Castles: Campus construction is a reminder to prioritize sustainable development


Solomon Myers, Photographer

Even with classes back in person, parts of Oregon State University’s Corvallis, Ore. campus are still under construction as of Oct. 7. Many of these construction projects are being done in an effort to reduce carbon emissions.

Christine Castles, Columnist

Editor’s Note: This column does not represent the opinion of The Daily Barometer. This column reflects the personal opinions of the writer.

If you walk around Oregon State University’s Corvallis, Ore. campus, the current construction is hard to miss and your first thought is probably not “how is this sustainable?”

However, with the looming climate crisis over our heads, this is actually a valuable question we should be asking. After all, do we not need to reduce our carbon emissions rather than create demand for more?

According to Brandon Trelstad, OSU’s sustainability officer, the university does have sustainability in mind when conducting new construction. 

In fact, many projects are an effort to reduce carbon emissions such as adding solar panels to buildings or updating less efficient cooling and heating systems. 

New buildings that are built are also conscious of sustainability. If certain carbon emission-reducing features cannot be completely installed when a building is originally constructed, the systems for them are still created with future installations in mind.

These improvements are contributing to OSU’s 2009 Climate Plan to achieve carbon neutrality by 2025

“The philosophy… had always been to try and get to the goal as quickly as possible, no matter what the goal isif it’s a higher bar, you’re going to do more to get there,” Trelstad said.

According to Trelstad, 2025 was always an ambitious goal. 

However, we need to be ambitious because the climate crisis is not going to wait for us to be more ready. 

Right now though, OSU is not on track to meet that goal. At the same time, Trelstad said it is still possible that OSU could reach net-zero carbon emissions before 2025.

Trelstad said the rapid pace required to achieve carbon neutrality, however, will not happen unless OSU students tell the university that reaching this goal needs to be their priority. They can do this by speaking at an open forum on Tuesday, Oct. 26 at 10 a.m. and making their voices heard.

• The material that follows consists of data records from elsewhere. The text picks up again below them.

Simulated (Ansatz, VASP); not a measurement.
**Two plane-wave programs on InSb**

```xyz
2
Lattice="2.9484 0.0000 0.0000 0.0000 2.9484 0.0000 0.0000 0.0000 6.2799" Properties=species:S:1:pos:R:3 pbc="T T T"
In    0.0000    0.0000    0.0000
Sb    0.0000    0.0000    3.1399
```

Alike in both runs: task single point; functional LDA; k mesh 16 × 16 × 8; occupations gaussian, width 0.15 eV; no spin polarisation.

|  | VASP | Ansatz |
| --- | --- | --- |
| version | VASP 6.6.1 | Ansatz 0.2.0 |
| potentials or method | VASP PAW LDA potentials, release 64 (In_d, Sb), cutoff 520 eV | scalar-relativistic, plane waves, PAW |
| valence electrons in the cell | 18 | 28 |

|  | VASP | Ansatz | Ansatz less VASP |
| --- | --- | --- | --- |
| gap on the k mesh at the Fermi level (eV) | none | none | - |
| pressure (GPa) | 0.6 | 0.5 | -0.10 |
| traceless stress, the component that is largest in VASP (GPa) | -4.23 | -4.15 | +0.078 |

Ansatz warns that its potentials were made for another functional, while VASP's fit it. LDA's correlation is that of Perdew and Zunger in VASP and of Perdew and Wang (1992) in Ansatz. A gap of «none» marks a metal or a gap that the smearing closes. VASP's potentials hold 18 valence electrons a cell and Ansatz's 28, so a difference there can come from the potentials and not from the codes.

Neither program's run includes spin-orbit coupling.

It is unclear if what it takes OSU to reach its carbon-neutral goal will cost students, but saving our pockets now is not an option when the alternative is a future defined by irreversible climate damage.

OSU is also a part of the greater City of Corvallis, which has its own codes and regulations. 

Similar to OSU, the City of Corvallis has a three-year cycle for construction codes. 

With these cycles, the energy efficiency construction standards are also updated,” said Calvin Albers, a building inspector and plans examiner with the City of Corvallis Development Services. 

These codes also follow the Oregon State energy codes, which are fairly good, according to Trelstad. 

“Energy efficiency isn’t the only thing that gets looked at in the process, but it plays an important role in new construction and remodeling of existing buildings,” Albers said.

Municipal building codes are improving their standards and must be considered, regardless, but according to Trelstad, the bar has been raised. 

Even though OSU is going beyond what the city requires, we as students need to require the university to do more. We must also raise the bar for the city and the state. Climate change needs to be a priority now because we cannot go back in time to tell ourselves why it should have been one.